Executioner a respected profession in Arab World

Executioner a respected profession in Arab World

In the Arab world, 'Executioner' is a particularly respected occupation, bequeathed from father to son. Representatives of the profession say their goal is to make beheadings as painless as possible for the condemned.

It is not sentiment that makes Saudi executioner Abdallah Ahmad Bakhit Al-Ghamedi prefer to lop off the heads of male offenders rather than females. It is the technical challenge posed by women’s modest attire.

“Because a woman is completely covered – head covering, robe, and gloves included,” he says. “A narrow opening is left at the neck. A skilled executioner goes in with the sword right through this opening. If the sword lands a little lower, it hits the robe. If it lands above, it hits her head covering. This may cause her more pain. I did it three times and it went fine, thank God.”

A man, he explained, is stripped down to his chest.

Al-Ghamedi was participating in a TV debate on Abu Dhabi TV on the death penalty in the Arab world. He and two other executioners agreed that for professionals like themselves, there is nothing traumatic – or even distasteful – in executing those condemned to the sword or noose. However, Arab human rights activists on the program argued that the Muslim world was overdoing it.

“In 2007, Middle East countries executed at least 552 people,” said Lamri Chirouf of Amnesty International. “Of these, 523 were carried out in four countries: Iran, Saudi Arabia, Yemen and Iraq.”

About 50 percent were for drug offenses and the rest for murder. These executions constituted almost half of the approximately 1200 executions carried out in the world that year.

For the executioners themselves, however, their profession is not without compassion.

“If I let myself feel mercy for the person I am executing,” said Saudi executioner Abdallah Al-Bishi, “he will not die at the first stroke. Your hand betrays you. He will suffer.”

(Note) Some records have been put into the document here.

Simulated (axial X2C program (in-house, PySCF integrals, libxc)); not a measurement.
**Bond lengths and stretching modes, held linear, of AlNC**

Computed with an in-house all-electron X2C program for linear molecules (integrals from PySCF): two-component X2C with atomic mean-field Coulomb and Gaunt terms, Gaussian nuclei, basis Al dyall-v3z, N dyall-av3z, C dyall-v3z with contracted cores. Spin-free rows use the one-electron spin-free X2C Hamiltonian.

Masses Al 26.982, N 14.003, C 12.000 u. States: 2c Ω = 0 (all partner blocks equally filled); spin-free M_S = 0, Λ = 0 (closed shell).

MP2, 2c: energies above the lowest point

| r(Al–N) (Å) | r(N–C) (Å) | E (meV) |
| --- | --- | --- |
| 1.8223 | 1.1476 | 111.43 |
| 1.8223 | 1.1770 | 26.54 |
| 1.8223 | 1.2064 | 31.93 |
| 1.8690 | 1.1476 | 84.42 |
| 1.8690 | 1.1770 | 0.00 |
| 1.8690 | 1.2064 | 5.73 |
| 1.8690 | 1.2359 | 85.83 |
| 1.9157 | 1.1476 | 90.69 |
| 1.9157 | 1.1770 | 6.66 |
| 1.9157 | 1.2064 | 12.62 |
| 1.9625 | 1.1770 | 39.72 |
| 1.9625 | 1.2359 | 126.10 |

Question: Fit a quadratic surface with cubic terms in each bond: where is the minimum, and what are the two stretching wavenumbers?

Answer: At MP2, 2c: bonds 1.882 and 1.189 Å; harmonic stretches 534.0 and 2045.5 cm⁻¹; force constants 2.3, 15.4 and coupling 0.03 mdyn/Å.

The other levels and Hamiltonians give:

Al-Bishi says he sometimes takes his sons with him to work.

“Once I had to chop off the hand of a thief and I took Muhammed with me. After we returned, he went to school and told his friends ‘I saw how the hand of a thief was chopped off.’ The school principal called to thank me for explaining this to my son who in turn explained it to the other students. This way they learned that a thief gets his hand chopped off.”

Al-Bishi said he had several swords, but preferred an Indian sword known as a Jowhar. “You can use it up to ten times in a row and nothing happens to it.”

Al-Ghamedi also prefers swords, but sometimes resorts to a pistol. He did not explain when he does that.

Some 55 countries carry out executions. This includes the U.S. (except for 14 states where they are banned). In Russia there is a moratorium on the death penalty, which expires in 2010, but it could be extended. Researchers say that the most common forms of execution – lethal injections, hanging, electrocution, and gas all risk causing unnecessary pain if they are not properly carried out, which not infrequently happens.

In this context, it can be argued that a swift blow of the sword may indeed be humane if carried out by professionals like Al-Ghamedi or Al-Bishi.

‘I want to hang people like my father’

Egyptian executioner Hussein Urni uses neither swords nor guns. He is a hangman. “I chose this profession because a hangman executes the word of Allah in this world,” he said. “The victim (of the condemned man) cannot exact retribution himself. I believe I will be rewarded in this world and in the world to come because I restore the rights of the oppressed.” Since 1990, he said, he had carried out more than 850 executions.

The head of the Lebanese Association for Human Rights, Nemeh Jourmaa, offered a different view. “An execution is the ending of a life given by Allah, a life that should be taken only by the Creator.”

All three executioners said that after carrying out their duties they resumed their normal lives without a qualm.

“Once the mission is done,”
said Al-Bishi, “I come home and play with the children. We have lunch. Everything is normal.” Their job, said the three, brought them popularity, not notoriety. “You’d think that people would think an executioner to be grumpy,” said hangman Urni. “But people come up to me on the street.”

His son, Hussein, said he hoped to follow in his father’s footsteps. “He only hangs people who have done something wrong,” said Hussein. “I want to hang people like he does.”